I didn't argue. Raz is a quantum physicist, priest, philosopher, musician and poet: I do not pretend to understand him even half the time. I was just grateful he wasn't upset with me.

I'm a writer (hey – you knew that, didn't you?) and so grammar is one of the tools of my trade. The perfect tense in grammar refers to the present statement of an action in the past. For instance, "I have painted this picture." The action of painting took place some time ago. The word perfect, in this case carries the Latin meaning of completed or finished. There are also the forms of pluperfect (or past perfect): "I had painted this picture," and future perfect: "I will have painted this picture." In all cases the picture is a completed and finished work of art. Whether it is varnished, framed and ready to hang in an art gallery with a fabulous price tag is not part of the discussion; the fact it is finished is what makes it perfect.

Maybe I am trespassing into Lex's area of expertise here, but I like to think that we are all working on ourselves – constantly seeking to improve ourselves. We are in fact, working on becoming perfect. Absolute perfection seems unachievable, like infinity: all we can do is "tend toward" it (as I remember from my old A-level Mathematics days).

Our problem arises when we demand absolute perfection right here, right now, in our current time. We want to be proudly exhibiting perfection, just like that painting. And every mistake we make devastates us emotionally because it ruins perfection absolutely.

We could accept the present tense: I am painting this picture. But this present imperfect tense carries no sense of completion: we could be painting that picture for ever more, and never get beyond the background and a few squiggles that might – or might not – be trees.

Instead I like the future perfect tense: I will have painted this picture. I will have become perfect.

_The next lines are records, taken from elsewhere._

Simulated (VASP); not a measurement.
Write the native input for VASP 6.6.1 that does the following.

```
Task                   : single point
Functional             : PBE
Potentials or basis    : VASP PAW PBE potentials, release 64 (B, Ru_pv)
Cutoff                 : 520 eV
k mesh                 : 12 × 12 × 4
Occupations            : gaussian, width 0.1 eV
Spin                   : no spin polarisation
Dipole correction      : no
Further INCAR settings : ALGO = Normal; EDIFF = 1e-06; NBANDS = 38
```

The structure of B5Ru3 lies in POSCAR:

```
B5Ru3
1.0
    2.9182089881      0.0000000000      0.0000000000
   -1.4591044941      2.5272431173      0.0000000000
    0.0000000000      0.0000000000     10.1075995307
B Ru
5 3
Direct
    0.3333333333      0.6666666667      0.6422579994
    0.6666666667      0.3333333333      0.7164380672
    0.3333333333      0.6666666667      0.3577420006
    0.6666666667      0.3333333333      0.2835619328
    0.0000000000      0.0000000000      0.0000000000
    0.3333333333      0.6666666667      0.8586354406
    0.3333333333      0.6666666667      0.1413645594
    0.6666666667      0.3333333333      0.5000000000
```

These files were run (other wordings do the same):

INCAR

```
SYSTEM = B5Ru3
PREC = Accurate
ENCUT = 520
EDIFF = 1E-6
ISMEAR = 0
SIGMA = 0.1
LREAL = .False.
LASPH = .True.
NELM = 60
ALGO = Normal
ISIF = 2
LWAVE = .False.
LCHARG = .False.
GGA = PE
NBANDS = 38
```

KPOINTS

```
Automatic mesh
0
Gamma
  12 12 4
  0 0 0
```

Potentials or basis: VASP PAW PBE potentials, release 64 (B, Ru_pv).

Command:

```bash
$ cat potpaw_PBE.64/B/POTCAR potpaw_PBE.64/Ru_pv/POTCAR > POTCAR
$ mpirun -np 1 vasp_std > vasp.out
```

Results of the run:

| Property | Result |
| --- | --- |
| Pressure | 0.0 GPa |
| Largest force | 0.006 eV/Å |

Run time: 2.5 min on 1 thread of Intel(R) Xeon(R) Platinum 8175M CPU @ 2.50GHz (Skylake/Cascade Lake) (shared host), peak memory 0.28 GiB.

I don't understand time as Raz does; quasi time is his particular field, and I didn't get past chapter 3 of Stephen Hawking's Brief History of it, but I'm willing to accept that time is much more complex than I could possibly imagine.

So just maybe, we are all completely perfect, both in the future and right now. Any mistakes we make are just part of the present process of becoming perfect.

You know - I think I can live with that. Even if I don't quite understand it.

Mary

A Moodscope member.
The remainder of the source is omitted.